(670 The Score) Pressed extensively about the length of the contracts of general manager Ryan Pace and coach Matt Nagy on Wednesday, the Bears put up a brick wall.
Chairman George McCaskey, president Ted Phillips and Pace himself dodged the question, with the team claiming it wasn’t a pertinent topic for an organization that’s coming off back-to-back 8-8 seasons and has found its front office under great scrutiny.
“The contracts really aren’t part of this discussion,” Phillips said. “Ryan and Matt both know that when improvement is show, they’ll take care of themselves. I’d like to leave that at that comment.”
You can’t tell us when they’re signed through?
“It’s not really pertinent to what we’re talking about here today in my opinion,” Phillips responded on a Zoom call that was addressing the future of the Bears organization.
On Jan. 1, 2018, the Bears announced Pace had received a three-year extension that ran through 2021. What’s unclear is whether he has quietly received an extension since. That’s been a rumor in NFL circles, as another one-year extension would put Pace on the same contractual timeline as Nagy, who joined the Bears in January 2018 on a five-year deal that ran through 2022. The Bears did confirm Wednesday that neither Pace nor Nagy has received an extension in recent days.

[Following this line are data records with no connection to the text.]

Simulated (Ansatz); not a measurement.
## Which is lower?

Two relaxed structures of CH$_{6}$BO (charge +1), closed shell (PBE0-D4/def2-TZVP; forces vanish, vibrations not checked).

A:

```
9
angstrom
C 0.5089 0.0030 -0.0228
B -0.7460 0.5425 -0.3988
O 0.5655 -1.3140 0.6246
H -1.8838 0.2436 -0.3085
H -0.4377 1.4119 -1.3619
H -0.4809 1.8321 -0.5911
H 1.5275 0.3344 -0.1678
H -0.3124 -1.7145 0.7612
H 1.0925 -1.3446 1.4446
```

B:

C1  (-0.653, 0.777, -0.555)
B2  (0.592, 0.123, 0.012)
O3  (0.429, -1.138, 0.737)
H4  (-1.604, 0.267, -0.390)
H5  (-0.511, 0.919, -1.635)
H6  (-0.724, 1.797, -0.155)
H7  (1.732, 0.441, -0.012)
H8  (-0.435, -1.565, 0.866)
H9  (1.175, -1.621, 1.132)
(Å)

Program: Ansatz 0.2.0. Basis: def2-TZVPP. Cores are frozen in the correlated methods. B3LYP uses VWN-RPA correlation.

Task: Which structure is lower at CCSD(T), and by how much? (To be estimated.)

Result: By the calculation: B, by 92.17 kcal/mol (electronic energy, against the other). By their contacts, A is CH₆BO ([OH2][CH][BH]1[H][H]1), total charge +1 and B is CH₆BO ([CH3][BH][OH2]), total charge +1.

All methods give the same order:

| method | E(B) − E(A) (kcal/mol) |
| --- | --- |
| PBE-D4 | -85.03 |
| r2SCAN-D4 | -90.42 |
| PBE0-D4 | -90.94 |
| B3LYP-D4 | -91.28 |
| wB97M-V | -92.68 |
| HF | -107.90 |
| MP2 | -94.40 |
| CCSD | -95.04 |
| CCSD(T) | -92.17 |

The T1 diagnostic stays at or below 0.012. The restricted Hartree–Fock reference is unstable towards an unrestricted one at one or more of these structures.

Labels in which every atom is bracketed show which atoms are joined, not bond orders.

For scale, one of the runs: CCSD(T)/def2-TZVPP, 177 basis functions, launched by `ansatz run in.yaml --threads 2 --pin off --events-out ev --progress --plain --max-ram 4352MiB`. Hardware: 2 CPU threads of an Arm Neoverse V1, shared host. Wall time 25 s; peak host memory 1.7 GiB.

Beyond that, the Bears refused to confirm the current contract lengths of Pace or Nagy. When it was pointed out that the length of an executive’s contract could be a driving force in the decisions he makes – in how he balances the short-term and long-term health of a franchise – the Bears still demurred, claiming that was unimportant.
“I respect the question and totally get why you’re asking it, but it’s no different than player contracts,” Pace said when asked directly how long his contract lasted. “For us, honestly, the entire focus – and you got to believe me when I say this – the whole focus is on getting this team and doing what’s best for it. It’s not about our contracts. It’s about what’s best for the team, and if you just keep it that simple – talking about contracts, to me, that’s selfish way to look at things. To me, it’s about what’s best for our football team and simply that’s all that matters.
“That’s just a non-factor in anything we’re doing.”
The Bears are 42-54 in Pace’s six seasons leading their football operations. They’ve made the playoffs twice in that stretch but lost in the wild-card round each time. Nagy is 28-20 in his three seasons in Chicago, with the same 0-2 mark in the playoffs.